We're looking for an open source Machine Translation Engine that could be incorporated into our localization workflow. We're looking at the options below:
- Moses (C++)
- Joshua (Java)
- Phrasal (Java)
Among these, Moses has the widest community support and has been tried out by many localization companies and researchers. We are actually leaning towards a Java-based engine since our applications are all in Java. Have any of you used either Joshua or Phrasal as part of your workflow. Could you please share your experiences with them? Or, is Moses way too far ahead of these in terms of the features it provides and ease of integration.
And, we require that the engine supports:
- Domain-specific training (i.e. it should maintain separate phrase tables for each domain that the input data belongs).
- Incremental training (i.e. avoiding having to retrain the model from scratch every time we wish to use some new training data).
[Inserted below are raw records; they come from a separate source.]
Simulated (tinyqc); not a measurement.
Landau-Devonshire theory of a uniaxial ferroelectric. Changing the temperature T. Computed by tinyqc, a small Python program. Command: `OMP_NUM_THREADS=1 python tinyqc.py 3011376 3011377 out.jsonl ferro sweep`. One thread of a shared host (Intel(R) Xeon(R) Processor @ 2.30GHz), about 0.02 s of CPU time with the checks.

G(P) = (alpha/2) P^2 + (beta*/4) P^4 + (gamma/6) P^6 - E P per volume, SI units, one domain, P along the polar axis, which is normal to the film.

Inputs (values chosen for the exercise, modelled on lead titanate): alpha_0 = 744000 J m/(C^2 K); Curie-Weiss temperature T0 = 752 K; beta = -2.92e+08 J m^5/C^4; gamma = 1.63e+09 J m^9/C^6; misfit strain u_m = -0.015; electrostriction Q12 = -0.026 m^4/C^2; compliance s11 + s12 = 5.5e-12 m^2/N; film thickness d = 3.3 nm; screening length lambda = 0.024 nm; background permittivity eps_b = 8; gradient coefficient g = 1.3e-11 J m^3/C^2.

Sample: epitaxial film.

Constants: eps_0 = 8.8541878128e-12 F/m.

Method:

- Parallelizing the translation process.
This question is better asked on the Moses mailing list (moses-support@mit.edu), I think. There are lots of people there working with different types of systems, so you'll get an objective answer. Apart from that, here's my input:
- With respect to Java: it does not matter in which language the MT system is written. No offense, but you may safely assume that even if the code was written in a language you were familiar with, it would be too difficult to understand without a deeper knowledge of MT. So what you are looking for are interfaces. Moses's xml-rpc works fine.
- With respect to MT systems: look for the best results, ignore the programming language it is written in. Results are here: matrix.statmt.org. The people using your MT system are interested in output not in your coding preferences.
- With respect to the whole venture: once you start offering MT output, make sure you can adapt it quickly. MT is rapidly shifting towards a pipeline process in which an MT system is the core (and not the only) component. So focus on maintainability. In the ideal case, you would be able to connect any MT system to your framework.
And here's some input on your feature requests:
- Domain-specific training: you don't need that feature. You get the best MT results by using customer specific data training.
- Incremental training: see Stream Based Statistical Machine Translation
- Parallelizing the translation process: you will have to implement this yourself. Note that most MT software is purely academic and will never reach a 1.0 milestone. It helps of course if a multi-threaded server is available (Moses), but even then, you will need lots of harnessing code.
Hope this helps. Feel free to PM me if you have any more questions.
A lot has been moving forward, so I thought to give an update on this topic, and leave the previous answer there to document the progress.
Domain-specific training: domain adaptation techniques can be useful if your data is taken from various sources and you need to optimise towards a sub-domain. From our experience, there is no single solution that consistently performs best, so you need to try out as many as possible approaches and compare results. There is a mail on the Moses mailing list that lists possible methods: http://thread.gmane.org/gmane.comp.nlp.moses.user/9742/focus=9799various. The following page also gives an overview of the current research: http://www.statmt.org/survey/Topic/DomainAdaptation
Incremental training: there was an interesting talk on IWSLT 2013: http://www.iwslt2013.org/downloads/Assessing_Quick_Update_Methods_of_Statistical_Translation_Models.pdf it demonstrated that current incremental methods (1) take your system offline, so you have no real "live-update" of your models (2) are outperformed by full re-trainings. It seems that the problem has not been solved yet.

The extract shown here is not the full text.